Awk crunches massive data; a High Performance Computing (HPC) script calls hundreds of Awk concurrently. Fast and scalable in-memory solution on a fat machine.
Introduction
Presenting the solution I worked on in 2018, to a Data Challenge organized at work. I solve the Scientific Publications Mining challenge (no.4) that consists of 5 problems. I use classic Unix tools with a modern scalable HPC scripting tool to work out the solutions. The project is hosted on github. About 12 teams entered the contest.
Tools
Software
Awk (gawk v4.0.2) is dominantly used for the bulk of core processing.

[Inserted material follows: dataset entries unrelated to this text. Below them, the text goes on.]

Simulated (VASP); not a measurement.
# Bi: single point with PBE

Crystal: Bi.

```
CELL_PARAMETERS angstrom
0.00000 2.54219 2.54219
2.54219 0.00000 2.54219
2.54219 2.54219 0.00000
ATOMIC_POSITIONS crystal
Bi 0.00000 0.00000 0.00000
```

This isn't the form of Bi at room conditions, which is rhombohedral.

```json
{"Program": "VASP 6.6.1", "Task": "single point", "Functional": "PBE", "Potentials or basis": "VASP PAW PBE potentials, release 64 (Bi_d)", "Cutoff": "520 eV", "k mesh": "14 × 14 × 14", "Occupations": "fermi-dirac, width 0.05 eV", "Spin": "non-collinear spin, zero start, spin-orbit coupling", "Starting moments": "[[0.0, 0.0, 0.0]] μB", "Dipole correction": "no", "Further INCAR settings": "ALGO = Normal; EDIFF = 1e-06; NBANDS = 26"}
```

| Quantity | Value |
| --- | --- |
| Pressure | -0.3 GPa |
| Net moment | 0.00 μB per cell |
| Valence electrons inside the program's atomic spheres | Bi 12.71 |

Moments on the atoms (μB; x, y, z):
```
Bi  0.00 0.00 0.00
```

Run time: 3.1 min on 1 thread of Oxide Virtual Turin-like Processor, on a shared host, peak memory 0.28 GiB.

Argonne National Laboratory developed HPC scripting tool called Swift (NOT the Apple Swift) is used to run the Awk programs concurrently over the dataset to radically improve performance. Swift uses MPI based communication to parallelize and synchronize independent tasks.
Other Unix tools such as sort, grep, tr, sed and bash are used as well. Additionally, jq, D3, dot/graphviz, and ffmpeg are used.
Hardware
Fortunately, I had access to a large-memory (24 T) SGI system with 512-core Intel Xeon (2.5GHz) CPUs. All the IO is memory (/dev/shm) bound ie. the data is read from and written to /dev/shm.